New Device Update: Cloak of Invisibility Edition

For my Multimedia Response #2, I decided to read Digital Redlining, Access, and Privacy by Chris Gilliard and listen to the Ed 322 Oct 12 class conversation involving him. I decided to do a Twitter Essay even though originally I was intrigued by the prospect of using a sketch note because as soon as I read this article, I really connected with it and had several ideas swirling in my head about what imagery I could use. But alas, due to my inability to access (wink wink) pencil crayons, I had to abandon that idea. The runner-up was doing a Twitter Essay since I really enjoyed tweeting during our open hashtag chat last week. At first, I wasn’t really sure what a twitter essay was but when I did some research (clicked on the links provided by Bonnie), I saw this was something doable for my skill level (not very). I was also really excited because it looked more straightforward than the Piktochart I did last time (after the Powtoon debacle). But little did I know, it would take me three times as long as the last response took. Who would’ve thought!?

Now, a little about me. I’m chatty. Basically run my mouth a little too much chatty. Also, I like seeing my thoughts together on one paper so I can see them right there. With Twitter, after I was done with one tweet, there was scrolling and checking and multiple pieces involved….it just broke up the flow for me. Also parsing my thoughts down into 140 characters and then doing that about 21 times was…. horrendous. I struggled. Not to say it wasn’t a learning process. It was. I learned a lot.

I think I started out strong. (Check out my essay by clicking the image below!)

A question that asks the audience to interact with the tweet and maybe pulls them in so they feel inspired to read the rest. But I think about halfway through the 21 tweets, I lost my way. It was really hard to keep my thinking linear so that each subsequent tweet followed the ideas of the one that came before. And yet, I don’t normally struggle with this process when writing an essay on a normal paper.

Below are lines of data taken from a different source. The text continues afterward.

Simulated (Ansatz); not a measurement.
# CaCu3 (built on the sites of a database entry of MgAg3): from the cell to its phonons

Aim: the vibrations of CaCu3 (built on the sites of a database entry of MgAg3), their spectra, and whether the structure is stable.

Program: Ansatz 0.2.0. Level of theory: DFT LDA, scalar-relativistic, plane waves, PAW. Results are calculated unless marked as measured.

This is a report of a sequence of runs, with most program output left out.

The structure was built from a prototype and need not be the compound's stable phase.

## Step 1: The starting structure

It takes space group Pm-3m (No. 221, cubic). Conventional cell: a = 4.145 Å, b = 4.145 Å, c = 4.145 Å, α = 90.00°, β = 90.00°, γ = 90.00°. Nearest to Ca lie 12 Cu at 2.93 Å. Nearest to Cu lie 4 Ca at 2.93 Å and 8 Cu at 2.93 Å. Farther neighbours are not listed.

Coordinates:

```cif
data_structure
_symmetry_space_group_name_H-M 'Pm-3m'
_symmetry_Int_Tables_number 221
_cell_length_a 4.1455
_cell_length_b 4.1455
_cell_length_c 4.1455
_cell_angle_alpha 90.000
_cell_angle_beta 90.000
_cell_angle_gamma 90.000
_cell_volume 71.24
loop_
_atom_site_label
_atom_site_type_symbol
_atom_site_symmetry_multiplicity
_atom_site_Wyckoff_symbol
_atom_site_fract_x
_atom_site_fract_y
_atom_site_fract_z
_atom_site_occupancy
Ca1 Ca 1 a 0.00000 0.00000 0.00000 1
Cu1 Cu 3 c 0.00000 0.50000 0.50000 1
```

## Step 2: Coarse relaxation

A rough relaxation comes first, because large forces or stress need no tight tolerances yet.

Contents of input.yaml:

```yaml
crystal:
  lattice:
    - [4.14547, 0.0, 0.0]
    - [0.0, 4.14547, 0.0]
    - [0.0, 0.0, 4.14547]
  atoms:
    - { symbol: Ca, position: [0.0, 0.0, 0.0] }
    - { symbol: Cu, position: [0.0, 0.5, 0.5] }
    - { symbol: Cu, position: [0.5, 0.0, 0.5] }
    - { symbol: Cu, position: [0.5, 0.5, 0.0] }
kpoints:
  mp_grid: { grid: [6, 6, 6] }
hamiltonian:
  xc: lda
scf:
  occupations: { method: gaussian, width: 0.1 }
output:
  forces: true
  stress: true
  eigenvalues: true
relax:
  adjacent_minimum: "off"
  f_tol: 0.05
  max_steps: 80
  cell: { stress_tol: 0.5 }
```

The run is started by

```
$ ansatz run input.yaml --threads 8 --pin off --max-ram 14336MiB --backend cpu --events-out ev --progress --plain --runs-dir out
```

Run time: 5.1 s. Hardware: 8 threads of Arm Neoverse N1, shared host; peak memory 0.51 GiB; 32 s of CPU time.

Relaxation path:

I think overall, I learned a lot about my quirks as a writer and my own thinking process. And definitely how involved tweeting is. I have a new respect for people who do this every day to raise awareness about various issues. My favourite thing I would have to say was using Gifs, polls and making my own images. I feel like that made it much more interactive for both the reader and for me than a simple paper and pen essay would have been.

Would I do it again? I don’t know. In any case, this is a skill that I will need to work on some more to formulate my final opinion of whether it is for me or not.

Now, on to the actual article and class chat. The premise of both was the concept of redlining and how it is evident nowadays in the digital world. Access to the internet and web resources is not a given for everyone. First, there are those students that for whatever reason, don’t have access to the internet. And then there are those students that have limited access. The limits are placed on them by “Acceptable Use Policies” that are enforced by all educational institutions to some degree (some more than others). According to Chris Gilliard, colleges enforce them to the degree where students are unable to access a lot of information whereas if students at a university tried to look up the same resources, they would be able to access them. This applies to peer-to-peer communication tools (blogs etc) and participatory learning tools (phone, Ipads etc) as well. This limit is obviously detrimental to those students because it means they become less competitive when they get to the workforce.

It was eye-opening to read this article. To be honest I had never even thought about how the privilege of going to a research-based institution affected my ability to get my hands on all sorts of research. I don’t think I’ve ever come across any “blockages” that stopped me from gaining access to anything I needed in all of my university career. I guess this was a situation of “you don’t know what you don’t know”.

I definitely agreed with Chris on the reasons why he thinks that this “digital redlining is not recognized as a post-secondary problem.” I relate to reasons 1 and 2 most strongly because they say that universities usually have an open environment towards learning and the socio-economic status in universities is such that, most students have outside access to web resources than just what is provided by the school (ex. phones etc)

To that end, now that I know about the issues, I will be much more critical about the policies put in place by the schools and boards that I work for. And try my best to make sure all my students have equal opportunities for accessing the information they want or need. This could be through providing them with printed resources (although this could introduce my own bias) and making sure they have time in the school library after school or at lunch to research for projects.

Overall, I agreed with the ideas presented in both the article and the class chat. They have both given me some food for thought and I hope to apply everything I have learned here to my own teaching practice.